U.S. Army Japan has created a transition team to plan the establishment of an I Corps forward headquarters element at Camp Zama within “the next few months,” a command spokesman said Friday.

It’s a key block of the U.S. military’s realignment puzzle in Japan, but the move doesn’t mean more tanks, artillery battalions or Bradley Fighting Vehicles for the installation on the outskirts of Tokyo.

Maj. Jim Crawford, a U.S. Army Japan spokesman, said it’s all about restructuring and modernizing communications. And to the casual observer, the change could essentially go unnoticed.

“There won’t be a lot of hardware or 600-man infantry battalions. Those are big, visual things and that’s not what’s coming here for this headquarters,” he said. “It’s not something a person standing outside the gates is going to see. Even if you come onto Camp Zama, you’re not going to see some huge change.”

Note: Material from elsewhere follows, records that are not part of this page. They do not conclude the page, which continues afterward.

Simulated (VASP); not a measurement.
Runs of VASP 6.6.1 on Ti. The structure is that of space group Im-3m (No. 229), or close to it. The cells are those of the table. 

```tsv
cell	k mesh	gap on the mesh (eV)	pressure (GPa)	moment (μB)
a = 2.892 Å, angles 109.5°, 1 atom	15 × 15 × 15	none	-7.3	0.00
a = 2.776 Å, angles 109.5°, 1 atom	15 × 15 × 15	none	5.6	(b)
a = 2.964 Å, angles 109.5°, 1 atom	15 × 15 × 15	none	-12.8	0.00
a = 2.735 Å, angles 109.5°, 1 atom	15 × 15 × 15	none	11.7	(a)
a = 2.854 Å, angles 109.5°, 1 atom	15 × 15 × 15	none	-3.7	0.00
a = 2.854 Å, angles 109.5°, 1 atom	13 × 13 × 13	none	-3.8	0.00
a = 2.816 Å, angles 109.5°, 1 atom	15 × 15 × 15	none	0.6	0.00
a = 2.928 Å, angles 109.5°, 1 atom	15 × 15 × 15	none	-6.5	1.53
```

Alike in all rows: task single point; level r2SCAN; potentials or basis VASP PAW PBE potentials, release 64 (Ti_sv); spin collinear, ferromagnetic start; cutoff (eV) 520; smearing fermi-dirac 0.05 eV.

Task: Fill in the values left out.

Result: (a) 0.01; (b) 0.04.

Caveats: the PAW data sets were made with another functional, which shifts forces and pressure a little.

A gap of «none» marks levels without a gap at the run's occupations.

At least initially, the setup also will not require extra soldiers, Crawford added. He said it’s a matter of “repatching” — figuring out which ones will remain under U.S. Army Japan and who will be reassigned to I Corps.

“We feel we have most of the soldiers already here to make this happen,” he said. “If we still have more positions that need to be filled, they might send more troops over to fill those. But the amounts and impact should be minimal.”

The full I Corps body is staying at Fort Lewis, Wash. Crawford said the new forward headquarters provides a platform in which it can respond “more rapidly and effectively” for the defense of Japan and other Far East contingencies, should the need arise.

The shift toward a truly modernized tactical headquarters requires new communications equipment “to make us deployable and expeditionary,” he added.

He said the process also involves putting together a battle simulation center, which will be at nearby Sagami Depot.

“It’s a facility where you can conduct computer war games,” he said. “We need training in how to command and control infantry units.”

While Camp Zama isn’t expanding or opening up any new large training areas, Crawford said the installation will get an influx of Humvees to accommodate deployments. He declined to say how many.

Arrival of the I Corps forward headquarters at Zama signals deactivation of the 9th Theater Support Command. A ceremony will be held Sept. 8 at Fort Belvoir, Va., but actual operations are scheduled to cease a week later (Sept. 15).

The 9th TSC formed on Okinawa in 1960. Two years later, it moved to Thailand, where it stayed until 1970. It resurfaced at Zama in 1994 and became the Army’s senior logistical unit in the Pacific.

“It would be redundant to have an extra logistical headquarters here, so it’s no longer needed,” Crawford said.

Maj. Gen. Elbert N. Perkins, the U.S. Army Japan commander, will become deputy I Corps commander and also head up its new forward headquarters element.

“This is part of the Army’s transformation. It’s part of modernizing our forces around the world,” Crawford said. “This is good for both countries. It strengthens the alliance between Japan and the U.S. We’re fulfilling our side of the obligation.”

And Japan is slated to establish its own expeditionary headquarters at Zama. According to the U.S.-Japan military realignment report, the Japan Ground Self-Defense Force’s Central Readiness Force will move there by 2012.